Very poor working conditions whether it’s through the corporation itself or through subcontractors is a huge issue in today’s global capitalism. The developing countries are creating high surplus value for the global corporations. An article published by CorpWatch Blog, author Erin Gifford, and highlights the ongoing human rights abuses faced by the agricultural workers in Mexico who pick tomatoes for Wendys. In 2011, the Coalition of Immokalee Workers (CIW) launched the Fair Food Program in the US that focuses on tomato farms. This was a program to guarantee fair wages, humane working conditions, and allowed farmworkers to monitor and report on their own situations. Within recent years, big food chains like McDonalds, Chipotle, and Burger King have all agreed to this agreement. On the other hand, Wendys took a different approach. They outsourced their tomato purchases to Mexico. The article states that in 2014, ” Bioparques de Occidente, a company based in Jalisco, Mexico that supplies to Wendys, provides a “sub-human” working conditions to its workers.” By hiring subcontractors these corporations are not taking accountability because they are technically not working directly for the corporations. Big corporations can avoid accountability to workers by doing this, resulting in lower pay and bad working conditions. Wendys hid behind the code of conduct which shows they don’t really support the human rights of farmworkers. Capitalism has eroded national boundaries. This is also seen in the film we saw with the workers in Los Angeles. The workers were subcontracted by factories that were making clothes for Forever 21. These workers were working in horrible working conditions. It would get extremely hot in the factories where they would make the jeans. They would get paid very low wages and decided to sue Forever 21. The court came back saying they could do nothing about it because it would be impossible to prove Forever 21 knew of these allegations. Forever 21 commented saying they could do nothing about it since they can’t prove they manufactured for them. This is another example of how big corporations avoid responsibility for its workers through contracting subcontractors. They are able to evade paying realistic wages.

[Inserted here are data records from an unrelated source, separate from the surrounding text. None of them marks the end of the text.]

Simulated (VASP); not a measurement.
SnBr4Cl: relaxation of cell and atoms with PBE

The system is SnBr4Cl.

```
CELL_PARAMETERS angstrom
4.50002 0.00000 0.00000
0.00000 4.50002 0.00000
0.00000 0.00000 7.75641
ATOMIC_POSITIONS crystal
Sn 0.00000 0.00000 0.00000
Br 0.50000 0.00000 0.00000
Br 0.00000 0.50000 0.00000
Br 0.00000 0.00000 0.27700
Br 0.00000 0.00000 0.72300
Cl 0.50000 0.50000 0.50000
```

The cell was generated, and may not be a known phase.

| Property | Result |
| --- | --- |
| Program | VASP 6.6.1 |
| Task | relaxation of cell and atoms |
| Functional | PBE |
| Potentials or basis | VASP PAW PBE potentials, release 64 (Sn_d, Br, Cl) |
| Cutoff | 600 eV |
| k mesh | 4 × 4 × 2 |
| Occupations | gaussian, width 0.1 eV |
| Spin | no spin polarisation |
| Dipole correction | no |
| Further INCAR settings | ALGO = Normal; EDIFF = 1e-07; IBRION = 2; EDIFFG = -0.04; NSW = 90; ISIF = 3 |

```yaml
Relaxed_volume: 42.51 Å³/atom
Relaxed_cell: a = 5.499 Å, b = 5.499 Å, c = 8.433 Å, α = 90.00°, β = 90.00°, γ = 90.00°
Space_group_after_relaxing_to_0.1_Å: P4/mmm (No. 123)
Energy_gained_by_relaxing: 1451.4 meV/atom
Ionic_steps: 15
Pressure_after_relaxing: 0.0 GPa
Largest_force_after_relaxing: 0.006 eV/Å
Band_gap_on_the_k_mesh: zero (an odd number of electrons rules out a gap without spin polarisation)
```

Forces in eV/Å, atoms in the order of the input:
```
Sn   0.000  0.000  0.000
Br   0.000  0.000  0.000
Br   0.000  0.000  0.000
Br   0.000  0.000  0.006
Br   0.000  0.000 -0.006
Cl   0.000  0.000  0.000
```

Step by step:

One of the big reasons these corporations continue to exploiting the poor working class is that formal traditional unions have failed to protect the workers in the developing countries. The new and improvised resistance are composed of more efficient unions with rank and file militancy. South African Federation of Trade Unions posted an article called South Africa: The Working Class Movement Must be Independent. Representatives from 147 South African working-class unions met in Soweto on July 21st, 2018 to unite workplace and community struggles. They stated, “It made huge strides forward to lay foundations for building a new, independent, democratic and militant mass working-class movement to turn the tide against the attacks on jobs and living standards which are pushing more and more South Africans into Poverty and despair.” The working class summit unanimously agreed that capitalism is the common cause of the misery experienced by the majority. They also agreed that the movement had to be independent and adopt a bottom up approach to democracy. They agreed to defeat the capitalist accumulation that has not only exploited workers across the continent, but has caused the biggest inequality ever recorded. Their approach to defeating this is to build the working class power in every workplace. The other big statement from the article is stated, “the working class summit recognized that the crisis of the system, in which the working class and the poor are the primary victims, is caused by capitalism and the policies implemented by the ANC government. The people that make up these local unions show how they can stand up to big corporations through collective action. (we are the poors example)

Capitalism has no place in the direction we need to go. A new radical democratic approach would need to be socially just and ecologically sustainable. In the Article by Richard Wolff called Capitalism and democracy: Year End Lessons, he emphasizes that capitalism and democracy can’t co-exist successfully. He starts off by stating that, “2013 taught millions of Americans that capitalism repeatedly contradicts the democratic idea that majority decisions should govern society as a whole. The system’s tendency toward deepening inequalities of income and wealth operated across 2013 in direct contradiction to the will of substantial American majorities.” He then goes on and says how the Great depression showed a mass movement from below reversed capitalisms inequalities. It only temporarily helped inequalities as the rich made a movement after World War 2 to bring capitalism back up. Capitalism systematically undermines democratic decision-making about economic affairs. He states at the end of his article, “To secure democratic decision-making and the kind of society most Americans want requires moving beyond capitalism.” The processes and results of capitalism and democratic rights are contradictions that can’t co-exist. This is relatable to the approach Umair Mohammad has on reforming democracy. Radical democracy is the change Mohammad believes needs to be taken. We need to see ourselves as citizens and less as consumers. We need to transform the economy from one based on profit to one that meets human needs. Society would need to be reformed in a way that individuals must be democratically constituted. He expresses how capitalism is at the end of its time and has to be abolished. Society as we have seen it in this book has been negatively affected by the corporate powers of the world. The new democratic approach would need to be one that focuses on human rights and meets the needs of the citizens. As seen in Professor Robinson’s Into the Tempest chapter 1. He states,” democratic socialism founded on a popular democracy may be humanity’s last hope.”(PG 29) His approach to a counter hegemonic movement is relatable to that of Wolffs and Mohammads. There needs to be a change and it will have to go against the norm everybody is used to.